Meeting: TSGS4_135_India | Agenda Item: 9.6
Pseudo-CR on Dancer Example for Dynamic 3DGS Content Use Case
Pengcheng Laboratory, China Mobile Com. Corporation
pCR
Agreement
| TDoc | S4-260145 |
| Title | Pseudo-CR on Dancer Example for Dynamic 3DGS Content Use Case |
| Source | Pengcheng Laboratory, China Mobile Com. Corporation |
| Agenda item | 9.6 |
| Agenda item description | FS_3DGS_MED (Study on 3D Gaussian splats) |
| Doc type | pCR |
| For action | Agreement |
| Release | Rel-20 |
| Specification | 26.958 |
| Version | 0.1.1 |
| Related WIs | FS_3DGS_MED |
| download_url | https://www.3gpp.org/ftp/tsg_sa/WG4_CODEC/TSGS4_135_India/Docs/S4-260145.zip |
| For | Agreement |
| Spec | 26.958 |
| Type | pCR |
| Contact | chaofan he |
| Uploaded | 2026-02-03T12:17:35.927000 |
| Contact ID | 107635 |
| TDoc Status | noted |
| Reservation date | 03/02/2026 12:15:36 |
| Agenda item sort order | 41 |
[Technical] The proposal does not define what constitutes a “dynamic 3DGS sequence” in spec terms (e.g., per-frame independent splat sets vs. temporally predicted updates/deltas), which is essential to avoid ambiguity in TR 26.958 Section 5.4 when later mapping to codec, packaging, and streaming implications.
[Technical] “UE receives successive temporal segments” is underspecified: the contribution should clarify whether segments are CMAF chunks, file segments, or generic time slices, and how segment boundaries relate to random access, buffering, and timeline continuity for dynamic 3DGS.

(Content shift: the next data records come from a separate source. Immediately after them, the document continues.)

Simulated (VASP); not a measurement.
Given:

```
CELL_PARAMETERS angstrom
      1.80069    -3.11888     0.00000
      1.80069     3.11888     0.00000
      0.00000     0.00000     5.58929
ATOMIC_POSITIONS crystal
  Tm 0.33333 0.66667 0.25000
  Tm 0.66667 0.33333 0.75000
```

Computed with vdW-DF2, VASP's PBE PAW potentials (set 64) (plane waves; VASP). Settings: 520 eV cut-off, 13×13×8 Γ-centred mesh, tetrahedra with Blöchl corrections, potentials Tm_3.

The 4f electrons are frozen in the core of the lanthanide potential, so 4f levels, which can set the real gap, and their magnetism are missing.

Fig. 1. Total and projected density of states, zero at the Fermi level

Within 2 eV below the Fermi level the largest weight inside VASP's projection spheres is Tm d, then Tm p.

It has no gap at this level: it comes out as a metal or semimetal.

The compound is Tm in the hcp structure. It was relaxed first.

[Technical] The text implies “spatial structure coherence maintained across frames” but provides no mechanism/assumption (e.g., stable splat IDs, correspondence, motion fields); without this, the example risks implying requirements on representation/decoder behavior that may not be intended in a use-case TR.
[Technical] The “constrained navigation volume derived from original capture setup” needs a concrete definition (e.g., 6DoF bounding volume, camera manifold, near/far limits) and how it is signaled/communicated to the client; otherwise it is not actionable for system design discussions in TR 26.958.
[Technical] The contribution mentions “potential network assistance (partial delivery or network-assisted rendering)” but does not state whether this is in-scope for the example; this can conflict with the stated “real-time rendering on mobile devices” and should be clearly framed as optional/non-normative to avoid scope creep.
[Technical] Alignment to TR 26.928 “Use Case 3: Streaming of Immersive 6DoF (non-live/on-demand variant)” is asserted but not demonstrated; the example should explicitly map the dancer scenario’s navigation, timing, and delivery assumptions to the corresponding TR 26.928 attributes to ensure consistency.
[Technical] The example mixes “on-demand streaming” and “file download” without clarifying whether the same timing/navigation behavior is expected in both modes (e.g., progressive download vs. true streaming), which affects buffering and interactivity assumptions.
[Technical] The statement “visual consistency ensured while avoiding out-of-distribution views” is more of a reconstruction/training limitation than a delivery use-case attribute; it should be reframed to avoid implying normative constraints on user navigation beyond what the system can signal/enforce.
[Technical] The example references “real-time rendering preserving temporal continuity and rhythm” but does not identify the key performance/QoE parameters (target frame rate, motion-to-photon latency tolerance, acceptable stutter) that make the use case meaningful for SA4 evaluation.
[Editorial] The contribution uses “UE” without expansion (Unreal Engine) and introduces it as if it were a normative component; TR text should either generalize to “client renderer” or define UE as an example implementation.
[Editorial] Terminology alternates between “dynamic 3DGS,” “time-varying 3DGS,” and “time-indexed sequence of 3D Gaussian splats” without a consistent term; Section 5.4 should pick one primary term and define it once.
[Editorial] Figure “5.x” is referenced but not anchored to an actual figure number/caption and the surrounding text does not state what the figure concretely illustrates (timeline, navigation volume, segmenting), reducing its value as an illustrative example.
[Editorial] The “In scope / Out of scope” bullets partially repeat general TR boundaries (e.g., “capture processes”) and could be tightened to only what is specific to this dancer example, otherwise it reads like a generic disclaimer rather than a targeted use-case addition.